Latency

Matching engine latency profile — percentile distributions for batch and continuous matching modes, methodology, and how to reproduce.

The matching engine supports two matching modes with different latency characteristics. These numbers were measured on an Apple M-series processor using the HDR histogram benchmark suite.

208ns

Continuous mode p50 — single order, resting on book

541ns

Continuous mode p50 — crossing order, producing a trade

2.6µs

Batch mode p50 — match_tick, 10 orders per tick

3.9M/sec

Sustained throughput — continuous mode, orders per second

How to run

cargo bench -p olympus-core --bench latency

	min	p50	p95	p99	p99.9	max	mean
10 orders	2,416 ns	2,793 ns	3,251 ns	7,375 ns	13,919 ns	34,239 ns	2,938 ns

	min	p50	p95	p99	p99.9	max	mean
10 orders	2,374 ns	2,625 ns	3,167 ns	7,503 ns	13,671 ns	25,135 ns	2,784 ns

	min	p50	p95	p99	p99.9	max	mean
10 trades	4,292 ns	4,503 ns	4,875 ns	5,627 ns	13,503 ns	30,383 ns	4,567 ns

The difference between process_tick and match_tick is ~168ns at p50 for 10 orders. In production this cost is absorbed by the hasher thread, so the engine's effective tick latency is the match_tick number.

Batch throughput

Metric	ops/sec
Sustained throughput (1,000 ticks x 10 orders)	3.5M orders/sec
compute_commitments (10 trades)	219K ops/sec

Worst-case order-to-match latency in batch mode = tick interval + match_tick latency. At the default 1ms interval: ~1.003ms.

Continuous Mode

In continuous mode (OLYMPUS_CONTINUOUS_MATCHING=true), orders are matched individually on arrival, bypassing the sequencer. Commitment batching happens asynchronously on a timer.

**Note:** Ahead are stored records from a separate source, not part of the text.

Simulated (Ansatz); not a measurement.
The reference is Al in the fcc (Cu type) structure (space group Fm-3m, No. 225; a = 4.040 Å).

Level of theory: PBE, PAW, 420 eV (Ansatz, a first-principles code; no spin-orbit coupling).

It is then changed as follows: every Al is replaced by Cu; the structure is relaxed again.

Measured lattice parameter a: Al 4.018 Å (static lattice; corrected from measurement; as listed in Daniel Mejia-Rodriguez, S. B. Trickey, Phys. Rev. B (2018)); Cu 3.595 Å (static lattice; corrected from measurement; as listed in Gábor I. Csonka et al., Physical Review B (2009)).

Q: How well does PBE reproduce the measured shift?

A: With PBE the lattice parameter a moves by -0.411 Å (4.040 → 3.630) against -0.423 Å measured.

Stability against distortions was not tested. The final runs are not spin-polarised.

match_order — resting (no trade)

Order rests on the book. No crossing, no settlement.

	min	p50	p95	p99	p99.9	max	mean
single order	125 ns	208 ns	292 ns	1,208 ns	2,625 ns	635,903 ns	261 ns

match_order — crossing (1 trade)

Order crosses the spread and fills against one resting order.

	min	p50	p95	p99	p99.9	max	mean
single order	208 ns	541 ns	750 ns	917 ns	1,333 ns	17,631 ns	548 ns

Sub-microsecond matching

A resting order matches at 208ns (p50). A crossing order that produces a trade takes ~2.6x due to fill settlement (4 ledger operations) and book mutation. No batching delay — latency = match_order time only.

Continuous throughput

Metric	ops/sec
match_order (resting, no trade)	3.83M orders/sec
match_order (crossing, 1 fill)	1.82M orders/sec

Multi-Fill Sweep

Edge case

Most orders fill against 1-2 resting orders. This section characterises worst-case latency for large aggressive orders sweeping multiple price levels.

Latency scales linearly with fill count — each fill requires a full settlement cycle and book pop. Per-fill cost is approximately 180ns at p50.

Fills	min	p50	p95	p99	p99.9	max	mean	ops/sec
1	416 ns	541 ns	1,833 ns	5,043 ns	23,295 ns	84,927 ns	782 ns	1.28M
5	1,083 ns	1,250 ns	1,958 ns	5,087 ns	13,671 ns	44,095 ns	1,445 ns	692K
10	2,082 ns	2,251 ns	2,625 ns	4,001 ns	14,543 ns	45,183 ns	2,340 ns	427K
25	4,580 ns	4,959 ns	5,667 ns	7,711 ns	17,711 ns	24,511 ns	5,105 ns	196K
50	8,912 ns	9,503 ns	10,591 ns	14,007 ns	25,967 ns	65,855 ns	9,723 ns	103K

A 50-fill sweep at ~9.5µs is still well under the 1ms commitment interval.

Tail Latency

The p99.9 numbers show occasional spikes to 2-26µs depending on the operation:

Memory allocation — Vec resizing when accumulating trades or order updates
BTreeMap rebalancing — inserting into a new price level triggers tree rotation
CPU cache effects — even with core pinning, L2/L3 cache pressure from other processes can cause occasional stalls

The max values (17-636µs) represent extreme outliers from OS scheduling jitter or page faults. The 636µs max on the resting match_order benchmark is a single outlier across 50,000 samples — the p99.9 is 2.6µs.

Mode Comparison

	Batch	Continuous
Order-to-match	tick interval + `match_tick` (~1ms)	`match_order` only (~208ns)
Throughput	3.5M orders/sec	3.83M orders/sec
Crash recovery	Zero loss	Up to 1 commit interval
Use case	Production default, audit	Low-latency, HFT

Methodology

What Each Benchmark Measures

process_tick — Full batch pipeline

The timer starts immediately before CoreEngine::process_tick() and stops when it returns. This single call executes:

Iterate every Transaction in the tick (10 orders in the benchmark)
For each PlaceOrder: validate the instrument is active, read precomputed base/quote assets from config, reserve balance (move from available to reserved in the ledger), walk the opposite side of the order book checking price levels for a match, and if no match, insert the order into the BTreeMap at the correct price level
For each CancelOrder: look up the instrument via the global order→instrument index, then look up the order in the book's FxHashMap index, remove it from the VecDeque at its price level, release reserved balance back to available
Compute the Blake3 state hash over tick sequence, timestamp, all trade details, and transaction count
Hash each trade into a 32-byte leaf (Blake3 over sequence, instrument, price, quantity, buyer/seller accounts, order IDs, timestamp)
Build a binary merkle tree from the trade leaves and extract the root
Record Prometheus metrics (matching latency, ticks processed, orders total, trades total)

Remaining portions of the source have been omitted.